Covenant Transportation Group Inc. (NASDAQ: CVTI) saw net income fall 62% to $2.9 million, or 16 cents per share, compared with net income of $7.6 million, or 42 cents per share, in the third quarter of 2015.

Total revenue was $164.5 million, 5.2% less than in the third quarter of 2015, while freight revenue of $148.2 million dropped 3.4%. Both earnings and revenue were below market expectations. Operating income totaled $5.4 million compared with $14.6 million a year earlier.

The company had warned just a few days earlier that its earnings would be down significantly.

“The trucking environment in the third quarter was characterized by moderate freight volumes, and a depressed market for used tractors," said Chairman and CEO David R. Parker. "To combat these forces, we are taking steps to modestly reduce certain portions of our fleet, conserve capital expenditures [and] emphasize driver retention.”

Covenant is addressing the used equipment market by accelerating the depreciation rate on most of its tractors, and is in the process of “enhancing the management personnel and processes to improve the efficiency of its financially troubled refrigerated service offering, Southern Refrigerated Transport.”

Among the factors that pulled Covenant profit lower were depreciation increasing $4.6 million, or 15 cents per share; and casualty insurance and claims expense increasing $1.7 million, or 6 cents per share. Average freight revenue per tractor dropped 1.2%, lowering profit by approximately $1 million, or 4 cents per share, according to the company

“For the quarter, total revenue in our asset‑based operations decreased to $148.6 million, a decrease of $11 million compared with the third quarter of 2015,” Parker said. “The $7.3 million decrease in freight revenue related to a 116-truck decrease in our average tractor fleet and a 1.2% decrease in average freight revenue per tractor.” The number of team-driven trucks, however, increased to an average of 996 teams in the third quarter of 2016, about 3.1% more than the average in the third quarter of 2015.
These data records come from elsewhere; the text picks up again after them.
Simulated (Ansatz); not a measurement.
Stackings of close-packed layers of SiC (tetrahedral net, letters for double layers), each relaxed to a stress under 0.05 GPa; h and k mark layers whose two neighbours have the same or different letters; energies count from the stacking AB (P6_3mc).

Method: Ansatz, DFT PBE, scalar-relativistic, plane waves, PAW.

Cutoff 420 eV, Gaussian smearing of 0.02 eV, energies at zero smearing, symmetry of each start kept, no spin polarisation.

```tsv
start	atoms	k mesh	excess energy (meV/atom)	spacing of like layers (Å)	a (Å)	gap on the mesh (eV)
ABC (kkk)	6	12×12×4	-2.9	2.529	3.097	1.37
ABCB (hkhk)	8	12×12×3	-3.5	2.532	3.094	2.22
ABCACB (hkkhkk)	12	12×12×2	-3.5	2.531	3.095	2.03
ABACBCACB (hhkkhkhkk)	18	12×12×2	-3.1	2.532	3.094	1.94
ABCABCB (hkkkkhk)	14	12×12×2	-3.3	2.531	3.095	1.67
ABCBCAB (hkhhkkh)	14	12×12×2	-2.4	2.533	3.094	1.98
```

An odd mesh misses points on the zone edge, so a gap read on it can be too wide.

Not all the news was bad for Covenant, according to Parker. "In our expedited and dedicated service offerings, we experienced some strengthening of supply-demand dynamics sequentially. Compared with the second quarter of 2016, quarterly miles per tractor improved 3% in the expedited unit and 2.1% in the dedicated unit, respectively. Compared with the second quarter of 2016, average freight revenue per total mile increased 1.1% in the expedited unit and decreased 0.2% in the dedicated unit.”

He did say at SRT, miles per tractor and average freight revenue per total mile continued to be “under pressure while we attempt to re-engineer our freight network in a difficult environment.” SRT experienced a sequential decline in average freight revenue per tractor of 4.2% compared with the second quarter of 2016 and a year-over-year decline of 11% compared with the third quarter of 2015. It also experienced the third straight quarter of an operating loss.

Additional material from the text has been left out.